If you’re contemplating a career change, you might want to consider one of these paths (via Utne).
Whether you prefer interacting with people, independence in the workplace, or a comfortable salary, there’s something for you on this list of the jobs that keep employees most satisfied at work, compiled by University of Chicago researchers.
You’ll find some sure bets — we’ve all had great teachers, for example, who insist no better occupation exists — and some surprises, too.
Find out which gigs made the cut, and why people who get up every morning for those jobs actually look forward to it.
These skilled laborers include crane operators, surveyors, and the engineers sitting at computers guiding construction. They're the people who erect skyscrapers, build highways, and work as miners and loggers.
The profession is heavily unionized -- there are about 400,000 members in North America, and the latest Bureau of labour Statistics show there are roughly 470,000 workers -- so operating engineers enjoy relatively cushy benefits and a high hourly wage, more than $20.
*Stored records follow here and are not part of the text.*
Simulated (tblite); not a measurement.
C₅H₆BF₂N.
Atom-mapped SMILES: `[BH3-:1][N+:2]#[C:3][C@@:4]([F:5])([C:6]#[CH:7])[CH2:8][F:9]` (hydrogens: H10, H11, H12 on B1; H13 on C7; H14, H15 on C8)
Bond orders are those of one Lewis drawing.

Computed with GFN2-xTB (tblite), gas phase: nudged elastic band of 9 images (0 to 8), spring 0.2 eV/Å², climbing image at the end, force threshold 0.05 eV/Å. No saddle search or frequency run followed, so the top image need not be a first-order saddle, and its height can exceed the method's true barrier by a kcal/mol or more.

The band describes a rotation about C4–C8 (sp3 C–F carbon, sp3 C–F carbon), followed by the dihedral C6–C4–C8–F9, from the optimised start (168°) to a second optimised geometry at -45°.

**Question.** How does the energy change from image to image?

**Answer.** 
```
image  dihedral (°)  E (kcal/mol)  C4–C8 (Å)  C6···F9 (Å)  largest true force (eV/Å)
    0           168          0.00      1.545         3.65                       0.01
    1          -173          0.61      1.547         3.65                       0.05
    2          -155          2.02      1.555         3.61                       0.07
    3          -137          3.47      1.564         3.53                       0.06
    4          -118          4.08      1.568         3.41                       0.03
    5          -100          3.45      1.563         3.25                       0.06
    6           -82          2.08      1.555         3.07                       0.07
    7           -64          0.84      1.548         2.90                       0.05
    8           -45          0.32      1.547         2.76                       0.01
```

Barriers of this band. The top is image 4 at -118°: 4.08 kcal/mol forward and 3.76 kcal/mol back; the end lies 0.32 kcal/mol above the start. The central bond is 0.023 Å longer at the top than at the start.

And they can rest easy because they've got security, too. The BLS projects a 12% increase in job openings between 2008 and 2018.
Financial services sales agents sell clients on banking services, like loans and mutual funds. They also advise people on investments and money management.
The perks? You get to work in a standard office environment, you get to communicate with a variety of people, and the average salary lands above $90,000 -- sometimes, with an option to earn bonuses, too.
Psychologists earn a decent salary -- the median rate is more than $64,000. But while more money usually means less problems, at least in terms of maintaining a comfortable lifestyle, psychologists themselves have taught us that wages don't define happiness.
Maybe psychologists report higher happiness levels because know what to do to be happy at work -- after all, they advise the rest of us on how to achieve that.
Aside from the generally low pay, people who work in the arts have a lot to be happy about.
It's fairly free-form and flexible, and it allows -- in fact, requires -- a ton of creativity. Instead of building in a creative outlet, artists spend their work lives in one.
Plus, one recent study showed that, of the six activities that make people happiest, four were arts-related: theatre/dance, singing, visiting a museum exhibition, and hobbies including arts and crafts.
Cheryl Gferer, who teaches at Century College in White Bear Lake, Minn., says she isn't surprised to see teachers on the list.
'My students teach me more than I could ever teach them. They teach me how to face challenges, how to behave with integrity, how be more than people expect of me, how to stand up after being knocked down,' she says.
Still, teaching comes with challenges, like struggling students and the time-consuming nature of the job. But there are benefits that go far beyond those drawbacks.
'I think it makes me a better human being,' Gferer says. 'Despite that I'm often exhausted by my work, it is the most gratifying job I can imagine. I'm lucky to be a teacher.
In much the same way as other educators, special education teachers are challenged motivated by their students.
These teachers, though, face myriad challenges unique to each fo their students' distinct needs. They have to be detail-oriented and able to focus on several things at once. It makes for exhausting days, but they're still among the most satisfied members of the workforce.
They're working closely with their students, developing relationships and helping them to flourish in the education system. It's an important job, and the benefits of a special education teacher's work are easy to see.
Firefighters have one of the most hazardous, demanding, and important jobs out there. They work 24-hour shifts, including on holidays. They undergo extensive training, and they routinely risk their lives. Still, they're some of the happiest people. Why?
First, they have a supremely important job that's also highly rewarding. They protect people and their most sacred possessions.
Second, the work environment is a good one. Sure, they're on the clock full days at a time. But the colleague-to-colleague relationships are as tight as it gets. They develop strong bonds by spending so much time together, and count on each other to stay safe.
'It's almost like living with a second family,' says firefighter Matt Ouellette.
Jay Terbush has been in full-time ministry for 25 years.
'There has not been one day when I have thought, 'I wish that I had gone into some other career,'' he says. 'I just like to do the various tasks that ministers are engaged in: preaching and teaching, leading worship, caring for people in need, celebrating joyous occasions, being with people in the depths of sorrow, guiding people in their personal search for a life of meaning and purpose, mentoring youth toward faith and personal maturity.'
The 'awesome responsibility and privilege' of helping people through their crises and sharing in their celebrations inspire Terbush to be a better person -- and what's more rewarding than that?